The group’s self-titled debut album was released in Britain in 1971 and in the United States by Warner Brothers the next year. Nothing could have prepared the young trio for what came next.

The smooth harmony of the soft-rock group was perfect for the time. America won a Grammy Award for Best New Artist in 1972. The group released three platinum and three gold albums as well as eight Top 40 hits between 1971 and 1975.

“The rocket took off so quick and was followed by hit after hit after hit that we were running so hard to keep up with the success,” Dan Peek told Scott Ross in an interview for The 700 Club. “It’s like being a kid in a candy store with a sweet tooth. We went from not having anything we wanted materially to suddenly having whatever we wanted. I think in some ways it was too much. People sending limos, flying here, doing this or that. It’s overwhelming. I gotta admit, I tried everything. I tasted every possible thing. I had a spiritual compass but I abandoned it completely. I decided to just taste all the fruits that the world had to offer. I became the biggest rebel in the band. I became the bad boy. I did everything.”

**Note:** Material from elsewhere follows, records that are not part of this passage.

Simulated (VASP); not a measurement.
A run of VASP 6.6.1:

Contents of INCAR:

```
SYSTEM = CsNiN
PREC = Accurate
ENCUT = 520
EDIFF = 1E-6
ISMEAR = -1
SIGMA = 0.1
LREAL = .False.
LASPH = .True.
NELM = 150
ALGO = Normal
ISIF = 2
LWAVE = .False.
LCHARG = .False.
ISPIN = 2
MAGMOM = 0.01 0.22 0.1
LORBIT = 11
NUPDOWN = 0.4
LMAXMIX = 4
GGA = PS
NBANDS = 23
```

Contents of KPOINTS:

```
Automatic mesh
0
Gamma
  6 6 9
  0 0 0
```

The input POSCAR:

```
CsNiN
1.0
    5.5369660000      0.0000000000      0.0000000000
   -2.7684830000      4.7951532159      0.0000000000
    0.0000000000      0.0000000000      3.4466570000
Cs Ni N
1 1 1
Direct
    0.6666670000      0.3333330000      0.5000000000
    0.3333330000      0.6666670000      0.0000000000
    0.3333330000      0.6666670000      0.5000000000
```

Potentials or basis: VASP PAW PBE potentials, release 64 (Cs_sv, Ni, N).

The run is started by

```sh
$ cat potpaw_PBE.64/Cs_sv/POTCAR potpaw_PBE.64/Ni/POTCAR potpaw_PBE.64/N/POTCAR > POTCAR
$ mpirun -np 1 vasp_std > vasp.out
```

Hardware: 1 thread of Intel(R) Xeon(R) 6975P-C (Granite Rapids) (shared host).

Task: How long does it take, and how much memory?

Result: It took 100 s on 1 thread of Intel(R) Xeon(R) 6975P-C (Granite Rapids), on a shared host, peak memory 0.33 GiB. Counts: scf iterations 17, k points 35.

The stereotypical “rock and roll lifestyle” had become very real to Dan. And it was affecting even his desire to play music. “I would come back after an eight-week tour where we’d only had two nights off, and I would want to destroy my musical stuff,” Dan said. “I didn’t want to look at anything that had to do with music. I didn’t want to hear music. I wanted to take all my guitars and smash ‘em. I reached the point where I was so strung out on cocaine, smoking dope, Quaaludes, whatever. I was just a total trash dump of chemicals. It was very unhealthy, and I realized I couldn’t do it within the context of the band. I got to the point where I really wanted to change. I got right with God.”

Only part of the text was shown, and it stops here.